I’ll be away for a couple of weeks, so here is the last set of links for the year. Happy New Year.
I am worried about democracy these days. Our electoral politics are ravaged by social media manipulation, an absence of policy discussion, and the influence of money. Governance affords very little opportunity for meaningful citizen participation. Harold Jarche is worried too, and in this pots he tackles the question of how to save democracy head on.
Our institutions are failing us. They were designed for the age of print, not an electrically connected one. We need new structures and the current wave of returns to tribalism manifested as populism will not save us. As the advent of the printing press helped usher in an age of inquiry, first in the Christian religion and later in the enlightenment and scientific revolutions, so we have to engage in creating new organizational and governance structures for a global network era.

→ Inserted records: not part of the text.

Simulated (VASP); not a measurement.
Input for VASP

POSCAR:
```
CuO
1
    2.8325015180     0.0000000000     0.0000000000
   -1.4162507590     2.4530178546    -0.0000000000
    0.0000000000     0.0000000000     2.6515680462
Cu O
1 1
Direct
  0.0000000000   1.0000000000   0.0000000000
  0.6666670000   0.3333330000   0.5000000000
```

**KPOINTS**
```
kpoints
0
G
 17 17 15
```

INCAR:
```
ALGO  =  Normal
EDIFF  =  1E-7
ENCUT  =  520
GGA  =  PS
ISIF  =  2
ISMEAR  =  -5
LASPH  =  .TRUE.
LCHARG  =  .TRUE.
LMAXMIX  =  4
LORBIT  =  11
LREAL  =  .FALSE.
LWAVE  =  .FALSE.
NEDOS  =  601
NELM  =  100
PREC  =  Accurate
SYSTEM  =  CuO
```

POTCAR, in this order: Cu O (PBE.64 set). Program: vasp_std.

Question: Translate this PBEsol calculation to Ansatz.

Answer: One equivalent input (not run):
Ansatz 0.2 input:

If print enabled democracy, will the emerging electric/digital medium destroy it?
Another stunner from Quanta Magazine. This is a great introductory video to emergence. I could listen to excellent basic introductions to complexity all day. Enjoy this one. This is the phenomenon that my life’s work is devoted to.
Maria Popva runs Brain Pickings, which is an amazing blog. She shares some detailed reviews of a couple of dozen books that grabbed her attention this year from authors including Anne Lamott, Rebecca Solnit, Audré Lourde, Ursula K. Le Guin, and Zadie Smth among others, including some terrific children’s books. She calls this list “New Year’s Resolutions in Reverse.”
My colleague Carolyn Camman, a developmental evaluator has recently revamped her blog and there are some brilliant pieces on there, including this one which provides advice to her future colleagues from five things you should learn how to do, and one Max Ehermann Desiderata which begins
Go placidly amid the noise and haste,
and remember what peace there may be in silence.
As far as possible without surrender
be on good terms with all persons.
Speak your truth quietly and clearly;
and listen to others, even the dull and the ignorant;
they too have their story.
Onaubinisay (Jim Dumont) is an important teacher of Anisinaabe governance and spirituality. I met him first in the 1980s when I was studying Native Studies at Trent University, where he visited as a guest during our annual Elders and Traditional People’s conference. He was an influential supporter of the effort to re-establish the Midewiwin religion in southern Ontario, an effort I got to be a small part of along with Paul Bourgeois and a little army of his students from Trent at the time.